Creating people's geographies
BBC | Wednesday 23 August 2006
Amnesty criticises attacks on fuel supplies [Image: AI]
Amnesty International has accused Israel of committing war crimes by deliberately targeting civilian infrastructure in Lebanon. The human rights group says attacks on homes, bridges, roads and water and fuel plants were an “integral part” of Israel’s strategy in the recent war.
The group also calls for a UN investigation into whether both Israel and Hezbollah broke humanitarian law.
Israel said it did not deliberately target Lebanon’s civilian population.
In a report released on Wednesday, Amnesty International bases its accusations on an examination of Israeli attacks and comments made by Israeli officials during the 34-day conflict with the militant group Hezbollah.

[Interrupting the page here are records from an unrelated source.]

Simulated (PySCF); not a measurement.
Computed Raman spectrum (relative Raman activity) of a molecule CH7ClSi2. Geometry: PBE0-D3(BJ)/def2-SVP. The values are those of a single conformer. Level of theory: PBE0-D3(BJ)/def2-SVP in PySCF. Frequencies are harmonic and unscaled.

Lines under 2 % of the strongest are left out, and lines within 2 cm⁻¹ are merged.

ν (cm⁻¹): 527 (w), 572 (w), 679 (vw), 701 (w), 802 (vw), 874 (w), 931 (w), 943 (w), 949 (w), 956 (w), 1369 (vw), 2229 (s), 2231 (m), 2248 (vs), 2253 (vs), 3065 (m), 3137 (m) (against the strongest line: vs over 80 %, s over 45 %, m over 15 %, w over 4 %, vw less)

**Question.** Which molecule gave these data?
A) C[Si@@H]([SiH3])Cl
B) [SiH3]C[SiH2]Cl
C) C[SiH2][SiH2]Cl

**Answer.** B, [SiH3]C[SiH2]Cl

“The pattern, scope and scale of the attacks makes Israel’s claim that this was ‘collateral damage’, simply not credible,” said Kate Gilmore, Executive Deputy Secretary General of Amnesty International.
South Beirut before and after the war [Images: Digital Globe]
The document details what it describes as “massive destruction by Israeli forces of whole civilian neighbourhoods and villages”, together with attacks on bridges “in areas of no apparent strategic importance”, on its list of supporting evidence.
It also says Israel targeted supermarkets, water pumping stations and water treatment plants, which may have broken a prohibition in humanitarian law against targeting objects crucial to civilian survival.
The report lists Israeli statements – such as comments made by Israeli Chief of Staff Lt Gen Dan Halutz that “nothing is safe [in Lebanon], as simple as that” – to support its claims.
Israeli government spokesman Mark Regev said Israel’s actions during the war were “in accordance with recognised norms of behaviour during conflicts and with relevant international law”.
About 1,000 Lebanese, mainly civilians, died in the fighting
“Unlike Hezbollah, we did not deliberately target the Lebanese civilian population,” he said.
Lebanese infrastructure was “targeted only when that infrastructure was being exploited by the Hezbollah machine, and this is in accordance with the rules of war”, Mr Regev said.
Ms Gilmore said Israel’s claims that attacks on infrastructure were lawful was “manifestly wrong”.
“Many of the violations identified in our report are war crimes, including indiscriminate and disproportionate attacks,” said Ms Gilmore.
The human rights organisation said it would look into Hezbollah’s attacks on Israel separately.
Israel launched its offensive after Hezbollah militants seized two of its soldiers and killed several others during a cross-border raid on 12 July.
Hezbollah responded to the Israeli air and ground offensive by firing thousands of rockets into Israel’s northern towns.
About 1,000 Lebanese – most civilians – died in the conflict, while 161 Israelis, mainly soldiers, were killed.